Tithing is merely a 50-year-old doctrine?
On the contrary, if you look at St. Paul's epistles you'll see that he was taking up a collection back in the first century!
The term New Testament was coined by "Tertullian"
No, it was coined by Jesus. See Luke 22:20.
In the new testament the Apostles make no references to each others writings as scripture
... our most dear brother Paul, according to the wisdom given him, hath written to you: As also in all his epistles, speaking in them of these things; in which are certain things hard to be understood, which the unlearned and unstable wrest, as they do also the other scriptures, to their own destruction. (2 Peter 3:15-16)
A familiar phrase was coiuned during the depression "As poor as a church mouse"
Look up DL Moody, Charles finny, John wesley and a hundred others you won't find a tithing message -- The tithing message really came into prominance in churches in the late 1970's and early 80's with Oral roberts sucess with the book seed faith and the tele-evangleists.

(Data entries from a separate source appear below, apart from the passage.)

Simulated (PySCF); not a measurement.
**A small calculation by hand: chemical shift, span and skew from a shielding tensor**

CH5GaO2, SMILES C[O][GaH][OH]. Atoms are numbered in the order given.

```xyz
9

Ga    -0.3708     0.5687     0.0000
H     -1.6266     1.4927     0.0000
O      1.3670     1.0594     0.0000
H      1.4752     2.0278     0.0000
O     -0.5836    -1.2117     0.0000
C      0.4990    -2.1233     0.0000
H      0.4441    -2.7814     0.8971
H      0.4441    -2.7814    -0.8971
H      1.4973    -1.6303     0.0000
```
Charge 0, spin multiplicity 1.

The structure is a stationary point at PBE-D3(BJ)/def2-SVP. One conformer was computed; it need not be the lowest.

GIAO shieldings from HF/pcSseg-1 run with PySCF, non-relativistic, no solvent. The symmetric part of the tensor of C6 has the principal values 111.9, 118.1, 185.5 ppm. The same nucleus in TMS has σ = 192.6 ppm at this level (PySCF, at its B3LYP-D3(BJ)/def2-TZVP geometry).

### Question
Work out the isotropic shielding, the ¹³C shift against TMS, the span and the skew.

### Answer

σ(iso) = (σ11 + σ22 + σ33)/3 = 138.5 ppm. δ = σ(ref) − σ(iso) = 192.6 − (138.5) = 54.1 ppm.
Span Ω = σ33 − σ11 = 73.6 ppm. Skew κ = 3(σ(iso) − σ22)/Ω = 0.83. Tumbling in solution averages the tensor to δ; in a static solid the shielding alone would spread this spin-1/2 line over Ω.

Go on the internet search out these things find out for yourself its all out there just a few clicks away.
What about the Mormons? I thought they tithe, and they are older than 50 years?
Perhaps it's more accurate to say that Christian congregations and leaders have only recently rediscovered tithing, an ancient scriptural law in the times before Christ.
But early Christian church leaders, I believe, taught and practiced tithing.
Augustine said: "Tithes are required as a matter of debt, and he who has been unwilling to give them has been guilty of robbery." (bringing to mind Malachi)
Jerome taught that anyone that fails to tithe "is convicted of defrauding and supplanting God."
Ambrose, a Roman contemporary of Augustine, wrote: "God has reserved the tenth part to himself, and therefore it is not lawful for a man to retain what God has reserved for himself. To you he has given nine parts, for himself he has reserved the tenth part, and if you shall not give to God the tenth part, God will take from you the nine parts."
The Council of Macon established tithing as a requirement in 585 A.D.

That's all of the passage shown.